This has been a homer-happy event with 92 thus far, most in a single tournament, and we are only through pool play. The previous record was 85 dingers in both 2023 and 2009. There also have been a record eight individual multi-homer games this WBC. There have been six games where a team hit at least four home runs, also a record.
Ernie Whitt has been the Canadian manager in every World Baseball Classic — he was born in Detroit but is is a revered former Blue Jays catcher (1977-1989) — and has the country in the quarterfinals for the first time. Canada (+3000 to win tournament) clinched its berth with a 7-2 victory at Cuba in a win-or-go-home matchup; it’s the first time in WBC history that the Cubans did not advance past pool play. Canada already has won more games this year (three) than in any other WBC.
“We’re not here for a participation ribbon,” said pitcher Cal Quantrill, a key part of the win over Cuba. “We’re here to compete and play ball and win against the best countries in the world.”
Canada has several major-leaguers on the roster and is expected to start one Friday in Arizona Diamondbacks righty Michael Soroka. The former touted Braves prospect allowed one run on four hits and one walk while striking out two over three innings in Team Canada’s tournament-opening win over Columbia. Soroka threw 54 pitches, 30 for strikes, and averaged 94.7 mph with his four-seam fastball.
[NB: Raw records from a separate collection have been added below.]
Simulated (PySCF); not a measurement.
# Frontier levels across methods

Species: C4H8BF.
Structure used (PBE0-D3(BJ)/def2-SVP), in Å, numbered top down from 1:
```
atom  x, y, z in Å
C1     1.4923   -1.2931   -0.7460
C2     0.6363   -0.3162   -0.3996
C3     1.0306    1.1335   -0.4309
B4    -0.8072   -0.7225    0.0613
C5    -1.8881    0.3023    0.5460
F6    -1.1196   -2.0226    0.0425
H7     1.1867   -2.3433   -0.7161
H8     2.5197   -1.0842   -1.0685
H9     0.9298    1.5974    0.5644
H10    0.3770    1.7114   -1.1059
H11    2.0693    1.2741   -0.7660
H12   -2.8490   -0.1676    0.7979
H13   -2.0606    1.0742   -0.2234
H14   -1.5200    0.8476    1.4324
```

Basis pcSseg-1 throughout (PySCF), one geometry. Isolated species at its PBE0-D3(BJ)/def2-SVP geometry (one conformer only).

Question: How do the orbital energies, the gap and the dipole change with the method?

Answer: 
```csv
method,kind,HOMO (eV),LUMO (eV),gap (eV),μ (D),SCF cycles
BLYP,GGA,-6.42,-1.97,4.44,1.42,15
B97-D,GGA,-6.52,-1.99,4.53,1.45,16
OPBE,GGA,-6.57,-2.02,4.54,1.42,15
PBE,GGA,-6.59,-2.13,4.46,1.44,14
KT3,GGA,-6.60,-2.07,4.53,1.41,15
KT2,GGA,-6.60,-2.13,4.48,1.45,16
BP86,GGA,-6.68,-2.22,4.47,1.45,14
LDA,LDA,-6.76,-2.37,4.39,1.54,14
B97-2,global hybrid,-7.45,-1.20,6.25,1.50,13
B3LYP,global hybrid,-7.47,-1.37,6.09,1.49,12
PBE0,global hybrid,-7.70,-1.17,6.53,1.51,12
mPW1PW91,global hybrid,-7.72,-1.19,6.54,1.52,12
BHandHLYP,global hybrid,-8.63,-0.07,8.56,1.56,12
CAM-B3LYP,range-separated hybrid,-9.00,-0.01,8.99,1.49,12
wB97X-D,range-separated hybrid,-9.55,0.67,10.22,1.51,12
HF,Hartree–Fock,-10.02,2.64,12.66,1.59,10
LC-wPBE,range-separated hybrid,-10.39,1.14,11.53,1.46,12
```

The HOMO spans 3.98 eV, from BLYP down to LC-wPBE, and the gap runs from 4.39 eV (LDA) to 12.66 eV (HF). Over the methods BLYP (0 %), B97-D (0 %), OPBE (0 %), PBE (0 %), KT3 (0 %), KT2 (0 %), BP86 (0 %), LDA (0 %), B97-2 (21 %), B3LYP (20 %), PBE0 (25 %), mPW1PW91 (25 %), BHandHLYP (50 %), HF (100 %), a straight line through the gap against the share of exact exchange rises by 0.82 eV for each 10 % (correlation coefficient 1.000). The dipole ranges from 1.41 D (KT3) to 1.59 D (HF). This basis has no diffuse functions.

The 28-year-old former top Braves prospect was 3-8 with a 4.52 ERA last MLB season with the Washington Nationals and Chicago Cubs. He made two Cactus League appearances this spring for Arizona and allowed four earned in 3.2 innings before leaving for the WBC. Canada will have former MLB lefty James Paxton available out of the bullpen. “The Big Maple” came out of retirement to compete and threw a dominant 2.2 innings in the win vs. Cuba.
Whitt pulled Paxton with two outs and two strikes in the ninth inning to keep him eligible for the quarterfinals because he was at 49 pitches. Team Canada’s bullpen allowed just three earned runs over 21.1 innings in pool play. The Marlins‘ Owen Cassie (.500, one HR, five RBI, 1.458 OPS) and Royals’ Abraham Toro (.467, one HR, five RBI, 1.529 OPS) have been the best Canadian hitters.
San Francico Giants righty Logan Webb will start for the USA. He was very good in two Cactus League outings and then dominated in the WBC-opening rout of Brazil in four innings, retiring 12 batters in a row with only one ball hit out of the infield to go along with six strikeouts. The lone run he allowed was a homer by Lucas Ramirez, the son of former All-Star outfielder Manny Ramirez. Webb threw 33 of 52 pitches for strikes.
Clubs are allowed to make roster changes after pool play and the United States has dropped pitchers Tarik Skubal, Michael Wacha and Ryan Yarbrough (7.71 ERA in 2.1 innings in this WBC) for relievers Will Vest (Tigers), Tyler Rogers (Blue Jays) and Tim Hill (Yankees). Hill is a funky throwing southpaw who likely would be called upon to face Canada’s top lefty in the late innings.
Team USA is 4-1 all-time against Canada in the WBC, with all five games taking place in pool play. The loss came in 2006 in the inaugural Classic. The most recent game was in 2023 and the U.S. won 12-1, ending in seven innings because of the run rule.
The winner faces either Korea or the Dominican Republic in Sunday’s semifinals in Miami, and I expect that to be the DR. That quarterfinal is at 6:30 ET tonight, also from Miami in their first-ever matchup in this event. The other two quarterfinals are Saturday, and I like Italy over Puerto Rico and Japan over Venezuela in those.
On the updated MVP odds, Japan’s Shohei Ohtani is the +550 favorite followed by the USA’s Aaron Judge +600. No one else is below +1400. Judge is hitting .250 with two homers and five RBI in the WBC. Ohtani is at .556 with two homers and six RBI.
Pick: The USA has played two good teams in this event in Mexico and Italy, and it didn’t cover +4.5 in the first and lost the latter. So with plenty of big-league guys on the roster, I like Canada +4.5.